Bloomington teen faces conspiracy to commit murder after plot to kill 14 people

BLOOMINGTON – A 19-year-old Bloomington man who was convicted of attacking a 13-year-old girl with a knife at IU’s Jacob School of Music during a Strings Academy summer camp in 2019 is now being charged with conspiracy to commit murder after attempting to hire his cellmate to kill others associated with him being convicted of that crime.

Dongwook “Mikey” Ko

Dongwook “Mikey” Ko, was 17 when he lured his female victim from the practice room in the Music Annex building to the fourth floor of Merrill Hall, where he stabbed her with a knife and attempted to strangle her. An employee heard the girl’s screams and intervened. She was beaten, strangled, and suffered more than a dozen wounds that required stitches.

Ko, was arrested on charges of attempted murder, aggravated battery, strangulation, kidnapping, and kidnapping armed with a deadly weapon.

He plead guilty to criminal confinement while armed with a deadly weapon in a negotiated plea deal. He was sentenced to serve eight years on home detention and two years on probation.

Ko is a citizen of South Korea but lived in the United States with his mother is in the country on a student visa at Indiana University.

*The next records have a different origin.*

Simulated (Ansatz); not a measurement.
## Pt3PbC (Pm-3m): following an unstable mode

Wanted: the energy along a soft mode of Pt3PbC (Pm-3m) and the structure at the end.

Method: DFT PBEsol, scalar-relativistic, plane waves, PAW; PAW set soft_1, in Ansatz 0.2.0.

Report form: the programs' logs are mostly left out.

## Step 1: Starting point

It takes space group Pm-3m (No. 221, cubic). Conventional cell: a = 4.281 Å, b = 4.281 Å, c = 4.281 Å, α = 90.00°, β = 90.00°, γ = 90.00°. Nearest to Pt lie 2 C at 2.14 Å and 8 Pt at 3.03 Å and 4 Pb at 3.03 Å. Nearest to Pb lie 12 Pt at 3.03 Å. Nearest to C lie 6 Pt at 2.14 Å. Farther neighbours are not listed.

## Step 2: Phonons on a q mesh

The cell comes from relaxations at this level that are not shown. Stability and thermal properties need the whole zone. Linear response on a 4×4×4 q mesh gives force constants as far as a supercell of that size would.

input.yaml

But just days after Ko was sentenced, immigration agents picked Ko up at his mother’s Kensington Park home and took him into custody. Ko’s temporary U.S. residency visa was revoked. He was ordered deported and has been held on an Immigration and Customs Enforcement detention order at the Clay County Jail in Brazil, Indiana. He was awaiting deportation when he allegedly devised his murder plot.

According to a probable cause affidavit, Ko wanted his 39-year-old cellmate at the Clay County Jail, who he believed was a gang member, to torture, disable and kill 14 people who were responsible for him being convicted and being incarcerated. Included on the hit list were the victim’s parents, defense witnesses, two prosecutors, and a journalist who covered the case.

Ko allegedly offered to pay his cellmate $20,000 and also provided a map to the cellmate where the victim’s father lived and worked. He also allegedly told his cellmate he would arrange to post the cellmate’s $2,500 bail so he could carry out the murders. According to court records, Ko’s mother was depositing money into the cellmate’s commissary account at Ko’s request.

The cellmate, who was working with investigators, was able to record conversations with Ko about his murder plans. The cellmate also used an iPad to call his “uncle” who was going to help arrange the murders. The “uncle” was a Monroe County Sheriff’s Department detective. Ko allegedly told the “uncle” to start at the top of the list with the victim’s father and then work his way through the list in that order. According to investigators, Ko provided details on how each was to be murdered and how much each were to suffer.

Ko will now stay in Indiana to face these new charges and the Monroe County Prosecutor has filed a petition to revoke charge. If convicted on that charge Ko could face the eight years that were suspended on his original charge of criminal confinement.